According to the NYT, the FBI has indicated that Apple’s refusal to give them access to the iPhone owned by the San Bernardino shooter “appears to be based on its concern for its business model and public brand marketing strategy.” Accusing a corporation of being driven by a concern for its business model and brand is like a accusing the FBI of being interested in federal crimes.


A Thousand Words, And Then Some

“A man passes a baby through the fence at the Hungarian-Serbian border in Röszke, Hungary, on August 28, 2015.” One of the key stories of our era produced the winner of the 2016 World Press Photo Contest. Here’s a look at all the winners.


The Forecast is History

In my neighborhood last year, the average temperature was 2.1 degrees above normal. That’s not much of a surprise since scientists called 2015 the hottest year on record. How hot was it in your neck of the woods? You can use this NYT interactive tool to find out.

+ Looking at past weather is a lot easier than forecasting its future. Remember that epic El Niño that dominated headlines for months in California and other drought-stricken states? Well, it might not be that big after all, and it could be followed by extremely dry conditions. (Or, you know, not.)


Pod Racers

Podcasts are clearly getting more popular. But will they be the next massive media business? Possibly, but it could take awhile. Consider that “advertisers are expected to spend about $35.1 million on podcasts this year, up about 2% from last year.” That’s barely enough to be split among Squarespace and MailChimp. The key issue is that the industry needs to do some catching up when it comes to audience measurement and reach. There is another factor that could limit the fruits of the podcast revolution to a fortunate few broadcasts: There are only so many hours in day and between binge watching TV and opening a few hundred tabs, many of those hours are already spoken for.


Harper Leaves

“Few people in the world could claim to really understand Harper Lee.” The elusive author of To Kill a Mockingbird has died at the age of 89.

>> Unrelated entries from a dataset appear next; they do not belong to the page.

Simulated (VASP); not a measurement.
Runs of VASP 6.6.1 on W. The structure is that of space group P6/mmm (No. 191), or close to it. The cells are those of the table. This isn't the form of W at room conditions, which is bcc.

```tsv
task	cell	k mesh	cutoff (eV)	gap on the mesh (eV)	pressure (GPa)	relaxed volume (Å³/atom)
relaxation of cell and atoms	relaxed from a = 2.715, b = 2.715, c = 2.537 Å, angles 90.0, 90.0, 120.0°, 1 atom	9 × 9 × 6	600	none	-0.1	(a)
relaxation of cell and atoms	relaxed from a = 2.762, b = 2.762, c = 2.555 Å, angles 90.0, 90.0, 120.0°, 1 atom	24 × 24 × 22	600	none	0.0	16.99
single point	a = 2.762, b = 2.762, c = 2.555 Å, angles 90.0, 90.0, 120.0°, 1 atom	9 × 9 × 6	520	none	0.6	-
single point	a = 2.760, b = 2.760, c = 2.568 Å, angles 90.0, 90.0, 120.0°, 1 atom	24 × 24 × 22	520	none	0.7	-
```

+ LA Times: 46 times To Kill a Mockingbird echoed through pop culture.


Left Out in the Cold

“When Attwood tried to cancel the order, he says he was told he would lose the $123.60 as a cancellation fee, a stipulation specified in the site’s surreal list of terms and conditions, which also prohibited reselling items to ‘your Russian cousin’ and compared any errors in prices or photos to a cat named Misse having an accident.” Outside Magazine goes in search of the husband-and-wife team behind the Internet’s most infuriating outdoor retailer.


Bottom of the News

Next time you complain to your kids that you had to walk to school in the snow, uphill both ways, watch out. They might come back with a video of these Nepalese kids who have a commute worth noting.

+ Quartz: The highly profitable, deeply adorable, and emotionally fraught world of Instagram’s famous animals. (It won’t be long before the cats unionize.)

+ A pretty interesting comedian opened for Jerry Seinfeld the other night: Steve Martin. It’s been 35 years since his last standup gig.